Jon Crowley – “At the Edge”

 

Jon Crowley - "At the Edge"One of the nicer albums to get released in 2011 was by trumpet player Jon CrowleyAt the Edge is most remarkable for its melodic comportment… these are songs that swim in the melodies.  But what makes the album click is that it doesn’t treat the rhythm section as merely an afterthought.  Crowley binds the melodic and rhythmic sections together not through their commonalities but, instead, through the strength of their contrasting qualities.

The duo of Ziv Ravitz and Julian Smith on drums and bass maintain an agitated presence throughout the recording, stirring waters from which the bright notes of Julian Pollack’s Fender Rhodes can bob along the surface.  And it’s with that rhythmic foundation that Crowley and Jeremy Udden can launch off into one lovely melody after the next.

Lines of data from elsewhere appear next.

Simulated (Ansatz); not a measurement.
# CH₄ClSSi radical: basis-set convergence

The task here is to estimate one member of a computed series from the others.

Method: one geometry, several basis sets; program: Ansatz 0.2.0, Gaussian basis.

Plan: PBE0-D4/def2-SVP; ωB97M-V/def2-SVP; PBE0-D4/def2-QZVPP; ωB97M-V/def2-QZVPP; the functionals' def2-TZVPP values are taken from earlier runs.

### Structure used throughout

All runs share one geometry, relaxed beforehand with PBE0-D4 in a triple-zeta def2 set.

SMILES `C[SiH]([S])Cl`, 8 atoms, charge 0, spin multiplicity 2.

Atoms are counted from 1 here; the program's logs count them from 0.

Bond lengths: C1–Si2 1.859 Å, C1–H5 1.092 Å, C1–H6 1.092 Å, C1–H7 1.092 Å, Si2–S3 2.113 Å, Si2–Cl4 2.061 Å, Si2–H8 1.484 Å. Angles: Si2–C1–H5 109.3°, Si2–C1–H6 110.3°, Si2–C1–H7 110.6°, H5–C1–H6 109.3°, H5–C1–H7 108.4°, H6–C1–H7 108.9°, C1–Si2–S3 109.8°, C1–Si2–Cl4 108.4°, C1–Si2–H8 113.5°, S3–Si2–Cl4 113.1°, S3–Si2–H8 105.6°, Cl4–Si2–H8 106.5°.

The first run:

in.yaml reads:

Your album personnel: Jon Crowley (trumpet, Fender Rhodes one track), Jeremy Udden (alto sax), Julian Pollack (piano, Fender Rhodes), Julian Smith (bass), and Ziv Ravitz (drums).

There’s a patience to the cadence with which melodies are expressed… unhurried as if they have all the time in the world, and play each note like its their last.  Crowley’s trumpet often soars, though he switches up the altitudes at which this happens.  “Find Me” has him skimming just over the surface of the rhythm, whereas title-track “At the Edge” sees him lifting off to greater and greater heights.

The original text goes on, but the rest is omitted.